June 6, 2012

USA: Two Of California's Biggest Cities Look Set To Pass Public Union (Govt Employee) Pension Reform! Yay!

Reuters news
written by Peter Henderson
Wednesday June 6, 2012

Two of California's biggest cities were on the verge of adopting sweeping pension reform plans on Tuesday, with early election results showing measures in both cities passing by 2-1 margins.

Voters in San Diego, second in population to Los Angeles, favored moving new employees to plans similar to private-sector 401(k)s, instead of pensions with guaranteed benefits.

The capital of Silicon Valley, San Jose, will force employees to choose between reduced benefits or sharply higher employee contributions to maintain current benefits, which now cost the city about a quarter of its budget.

"A big win here gives mayors across the country confidence that if they bring this to their voters, the voters will get it," San Jose Mayor Chuck Reed said as the votes came in.

Union representatives said the cities should have worked harder at the bargaining table. "These results will mean broken promises and less retirement security for working families and seniors," Dave Low, chairman of Californians for Retirement Security, said in a statement.

California's budget gap, currently near $16 billion, pales in comparison to a pension shortfall estimated as high as a half trillion dollars. That bill doesn't come due at once, but payments are approaching crisis levels for some local governments, such as San Jose.

Stanford economist Joe Nation estimates the largest state pension plan, the California Public Employees' Retirement System, Calpers, and two plans for school and state university employees, are underfunded by a total of nearly $500 billion. Major cities such as San Jose and San Diego, which are not part of the big state plans, are billions more in the hole.

Nation said huge victory margin would catch the eyes of politicians across the country, if not necessarily in Sacramento, where Governor Jerry Brown's pension reform efforts have stalled.

"Anyone in the political business understands what a 2-1 margin means. It means that voters get it and you better get it," Nation said.

San Diego's Proposition B was ahead 68 percent to 32 percent with mail-in ballots and a half of precincts reporting, and San Jose's Measure B was ahead 70 to 30 percent with mail-in ballots and 47 percent of precincts reporting.

California dramatically raised pension promises in the aftermath of a 1990s stock market boom, predicting that stock returns would pay for increases.

A 1999 law, adopted overwhelmingly by legislators on both sides of the aisle, knocked five years off the retirement age for many workers, bumped up payments - or both. Every career government worker could quit at 50 or 55 with a solid, and sometimes lavish, pension.

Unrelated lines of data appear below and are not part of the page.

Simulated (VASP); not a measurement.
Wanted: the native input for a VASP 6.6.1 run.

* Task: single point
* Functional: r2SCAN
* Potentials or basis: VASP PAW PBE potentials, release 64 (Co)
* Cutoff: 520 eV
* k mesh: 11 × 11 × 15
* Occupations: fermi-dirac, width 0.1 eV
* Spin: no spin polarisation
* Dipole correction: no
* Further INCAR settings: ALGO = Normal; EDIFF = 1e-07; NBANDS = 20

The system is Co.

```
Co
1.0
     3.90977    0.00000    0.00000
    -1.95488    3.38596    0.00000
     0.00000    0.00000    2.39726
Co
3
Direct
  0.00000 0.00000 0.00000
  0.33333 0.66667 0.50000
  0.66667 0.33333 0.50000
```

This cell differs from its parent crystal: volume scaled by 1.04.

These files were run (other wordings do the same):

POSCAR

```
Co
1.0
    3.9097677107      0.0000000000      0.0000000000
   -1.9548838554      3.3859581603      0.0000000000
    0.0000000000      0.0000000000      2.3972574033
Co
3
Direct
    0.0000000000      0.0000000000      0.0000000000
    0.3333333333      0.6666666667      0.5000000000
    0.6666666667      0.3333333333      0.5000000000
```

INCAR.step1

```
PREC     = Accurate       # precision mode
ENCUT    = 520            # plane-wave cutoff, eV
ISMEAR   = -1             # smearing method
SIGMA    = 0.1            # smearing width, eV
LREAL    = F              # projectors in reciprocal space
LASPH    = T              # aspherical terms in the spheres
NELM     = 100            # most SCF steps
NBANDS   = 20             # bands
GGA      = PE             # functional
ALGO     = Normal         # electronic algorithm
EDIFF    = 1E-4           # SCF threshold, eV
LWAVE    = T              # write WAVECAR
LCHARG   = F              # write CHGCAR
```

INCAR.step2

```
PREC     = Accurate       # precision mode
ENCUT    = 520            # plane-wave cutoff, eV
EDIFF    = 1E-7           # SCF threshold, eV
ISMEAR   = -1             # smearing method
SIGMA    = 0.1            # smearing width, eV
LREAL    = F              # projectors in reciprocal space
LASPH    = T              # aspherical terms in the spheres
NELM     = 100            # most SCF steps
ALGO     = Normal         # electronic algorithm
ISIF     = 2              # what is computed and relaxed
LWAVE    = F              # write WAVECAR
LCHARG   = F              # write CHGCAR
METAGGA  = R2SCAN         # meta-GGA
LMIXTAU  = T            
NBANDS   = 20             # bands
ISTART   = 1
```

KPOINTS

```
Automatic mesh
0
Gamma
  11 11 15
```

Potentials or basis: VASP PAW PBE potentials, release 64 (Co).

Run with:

Cities eager to keep workers followed suit.

But unions facing vastly higher costs are not likely to accept the changes without a fight. San Diego Municipal Employees Association General Manager Mike Zucchet said his group had already launched one court challenge and was ready with more. The pension measure was full of holes, he said.

"This was written like a full employment law for lawyers," he said.